For the past 9 months, practically everyone who knows even the tiniest bit about me has been asking what I’m training for these days (because even the most casual acquaintance knows I’m a training/racing freak). Until last week the answer has been: nothing. To most triathletes, this means I’ve had nothing to live for! It is a weird answer for me to give considering that for the past 10 years I have trained for and completed in multiple races per year. So how did I decide that NOT racing was a good idea? Let’s go back to last year when I reached the height of my racing ambition at what turned out to be the most inopportune time. I’ve never planned out a full year program (because that sounds crazy, right?) but I’ve always performed quite well in my half-ironman races. I wanted to see what I could achieve if I really mapped it out. This led to a 36 week training program that started mid-January and took me all the way to September to a half-ironman race. The motivation! The challenge! The discipline! The color-coded spreadsheet! I had it all.
I also started what would turn out to be the most difficult, draining, challenging, and soul-crushing semester of my PhD program so far. The amount of work and discipline required to get through those classes was unbelievable. I survived but it went poorly and I had to do some extra work to do to truly finish all my classes. It wasn’t a great situation but it’s all resolved now, and I learned a lot academically and otherwise from it. In some ways, the ambitious training program helped-it made sure I exercised regularly, and physical activity is always good for stress and sleep. I had more than enough of one and not enough of the other even with the training so I shudder to think how much worse off I’d been without it. For the most part I did the training. I always consider 90% completion a pretty good success rate and although I haven’t calculated it I’m sure I was pretty close to that. I felt ready for the race, and even though I love training in general, I was getting a little discipline fatigued from such a long program and was glad to reach completion.
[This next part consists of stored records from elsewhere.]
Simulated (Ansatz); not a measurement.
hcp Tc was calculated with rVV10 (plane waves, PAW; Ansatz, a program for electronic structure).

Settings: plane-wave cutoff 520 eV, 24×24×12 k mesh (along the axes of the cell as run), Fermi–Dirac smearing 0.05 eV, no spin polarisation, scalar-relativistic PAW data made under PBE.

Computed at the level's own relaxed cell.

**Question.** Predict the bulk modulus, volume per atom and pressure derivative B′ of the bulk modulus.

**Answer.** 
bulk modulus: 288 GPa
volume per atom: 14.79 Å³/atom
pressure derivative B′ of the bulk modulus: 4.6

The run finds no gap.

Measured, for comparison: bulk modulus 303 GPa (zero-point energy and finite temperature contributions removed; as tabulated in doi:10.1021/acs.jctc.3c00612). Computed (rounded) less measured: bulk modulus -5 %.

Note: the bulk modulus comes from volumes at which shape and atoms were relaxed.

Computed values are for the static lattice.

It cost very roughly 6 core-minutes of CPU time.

Depending on interpretation my race either went great or tragically. I had my best swim and run times EVER and had the fastest female bike time overall. Awesome! But I’m extremely competitive and I often podium at triathlons, and of course this was a main goal of my extra long training program. I got passed in the last 0.1 miles and got bumped from 3rd place AG. Needless to say my type A competitive side was more focused on this tragic disappointment than whatever improvements I made Let’s be honest, I still am *sigh*. I realize most people will roll their eyes at this and I understand, but the amount of time, stress, and discipline required to do that training to not fully achieve my goal was very disappointing and hit me harder than I’d rather admit. I also felt like I was spreading myself a tad too thin…I was not reaching the level I wanted to in school or in racing and it seemed like I needed to pick. Why not just train casually and do a race in any old finish time? Well, I don’t really operate like that. If I’m going to do it I really want to give it my all and do my absolute best. It’s hard for me to just race for the hell of it.
This year I decided to focus my energy on school instead. Can you say “backfire”? Not to say that I haven’t done a lot of school work so far this year, but I’m not crushing it like I though I would. All those hours that I spent training are not necessarily going towards schoolwork right now. I’m definitely spending more time on school, but I’m missing some of the motivation and discipline that I have when I’m training too. For the summer I’ve decided on a happy medium. I planned out a program for an olympic race, but I’ll compete in a sprint. I have the structure and challenge of an intense program, but some leeway in case I have to skip workouts or cut them short because I have to prioritize something for school. It’ll help me keep my endurance up, but incorporate enough speed work to perform well in the sprint race. Most importantly, the program will give me something to structure my days around. I’m only 1 week in and I can already tell the difference, although I think it will take me a few weeks to get fully back into the training mentality again. It seems so obvious now, but I did not realize how ingrained training was to me. I’ve still been working out almost every day, but it’s just not the same as having my color-coded spreadsheet to fill in. I realize this isn’t for everyone, but having that accountability in writing-even if it’s just to myself- makes a world of difference. What makes the difference to you?